Under the Antiterrorism and Effective Death Penalty Act of 1996, 110 Stat. 1219:

“(d) An application for a writ of habeas corpus on behalf of a person in custody pursuant to the judgment of a State court shall not be granted with respect to any claim that was adjudicated on the merits in State court proceedings unless the adjudication of the claim—

“(1) resulted in a decision that was contrary to, or involved an unreasonable application of, clearly established Federal law, as determined by the Supreme Court of the United States.” 28 U. S. C. §2254(d)(1).

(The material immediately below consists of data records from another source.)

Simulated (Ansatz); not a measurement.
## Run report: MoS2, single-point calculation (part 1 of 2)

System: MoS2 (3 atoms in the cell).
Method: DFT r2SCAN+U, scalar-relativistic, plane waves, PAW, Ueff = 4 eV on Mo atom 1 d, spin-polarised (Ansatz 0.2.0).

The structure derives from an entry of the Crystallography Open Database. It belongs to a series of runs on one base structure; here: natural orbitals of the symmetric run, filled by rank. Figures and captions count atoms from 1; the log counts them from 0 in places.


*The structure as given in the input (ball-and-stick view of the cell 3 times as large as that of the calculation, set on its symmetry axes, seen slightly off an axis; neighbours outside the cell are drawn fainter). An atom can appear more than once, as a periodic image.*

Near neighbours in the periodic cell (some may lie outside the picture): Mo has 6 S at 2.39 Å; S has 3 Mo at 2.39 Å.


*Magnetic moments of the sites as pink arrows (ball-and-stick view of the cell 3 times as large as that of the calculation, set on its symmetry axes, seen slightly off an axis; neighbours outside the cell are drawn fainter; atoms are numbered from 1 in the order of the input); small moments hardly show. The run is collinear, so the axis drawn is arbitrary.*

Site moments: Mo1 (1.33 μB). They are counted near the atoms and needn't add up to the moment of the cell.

In Williams v. Taylor, 529 U. S. 362 (2000) , we explained that “clearly established Federal law” in §2254(d)(1) “refers to the holdings, as opposed to the dicta, of this Court’s decisions as of the time of the relevant state-court decision.” Id., at 412. Therefore, federal habeas relief may be granted here if the California Court of Appeal’s decision was contrary to or involved an unreasonable application of this Court’s applicable holdings.


In Estelle v. Williams and Flynn, this Court addressed the effect of courtroom practices on defendants’ fair-trial rights. In Williams, the Court considered “whether an accused who is compelled to wear identifiable prison clothing at his trial by a jury is denied due process or equal protection of the laws.” 425 U. S., at 502. The Court stated that “the State cannot, consistently with the Fourteenth Amendment , compel an accused to stand trial before a jury while dressed in identifiable prison clothes,” id., at 512, but held that the defendant in that case had waived any objection to being tried in prison clothes by failing to object at trial, id., at 512–513.

In Flynn, the Court addressed whether seating “four uniformed state troopers” in the row of spectators’ seats immediately behind the defendant at trial denied the defendant his right to a fair trial. 475 U. S., at 562. The Court held that the presence of the troopers was not so inherently prejudicial that it denied the defendant a fair trial. Id., at 571. In reaching that holding, the Court stated that “the question must be … whether ‘an unacceptable risk is presented of impermissible factors coming into play.’ ” Id., at 570 (quoting Williams, supra, at 505).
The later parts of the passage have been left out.